It was a simple question, I thought. Worth 30 points on an Intermediate Accounting final exam, I was expecting a yes or no answer with appropriate reasoning. Knock my socks off, I asked them.

The rest of the world uses FIFO, but does not permit LIFO.
Should the U.S. continue to use LIFO?

Little was I prepared for one student’s response, “Meh, no.”

I could have handled mais oui (yes, with emphasis) or mais non (no) because I took French in ninth grade. I still remember, “Je ne parle pas Français,” but prefer to say, “Mais, non,” when asked if I speak French.

It might have been better for the student to answer a yes or no type of question with either oui or non, but he didn’t. He responded meh.

Dare I admit I didn’t know what it means? Refusing to admit guilt (hey, the SEC doesn’t require it from crooks paying fines and damages for committing fraud), I asked my colleagues on AECM (e-mail listserv for accounting professors) if they knew what it meant.

No one did, but two looked it up:

Indifference; to be used when one simply does not care.

The folks on AECM went on for a while about the need to use proper English in school (and later on in professional life), but I think they missed the point. It’s a word that is commonly used to communicate a specific meaning. And when used in a formal setting, adds emphasis!!!!!!! At least no one gave me a series of exclamation points.

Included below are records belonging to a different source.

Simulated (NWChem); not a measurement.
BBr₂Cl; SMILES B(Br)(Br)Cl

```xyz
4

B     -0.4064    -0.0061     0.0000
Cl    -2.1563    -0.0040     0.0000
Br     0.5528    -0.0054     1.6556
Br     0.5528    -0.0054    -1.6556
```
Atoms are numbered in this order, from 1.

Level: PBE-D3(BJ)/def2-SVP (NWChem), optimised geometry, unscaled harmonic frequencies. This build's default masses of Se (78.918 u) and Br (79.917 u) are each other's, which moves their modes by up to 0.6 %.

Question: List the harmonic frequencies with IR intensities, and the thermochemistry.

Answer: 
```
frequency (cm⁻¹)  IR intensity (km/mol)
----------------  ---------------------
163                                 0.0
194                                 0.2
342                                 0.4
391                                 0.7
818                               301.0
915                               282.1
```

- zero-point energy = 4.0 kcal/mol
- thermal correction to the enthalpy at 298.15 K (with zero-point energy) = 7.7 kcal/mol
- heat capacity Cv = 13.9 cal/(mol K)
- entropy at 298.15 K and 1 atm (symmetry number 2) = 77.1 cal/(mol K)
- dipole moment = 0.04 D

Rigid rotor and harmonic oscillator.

The student could have mounted a spirited defense of meh, arguing that in an era of convergence (or lack there of), it simply doesn’t matter. Or perhaps LIFO is insignificant in the grand scheme of things. Unfortunately, the student wandered around for a couple hundred words, then turned to other questions on the exam.

If the SEC ever polls us on whether we should keep GAAP, the survey instrument better have four boxes to check:

by David Albrecht

This post was originally published at The Summa on December 21, 2011.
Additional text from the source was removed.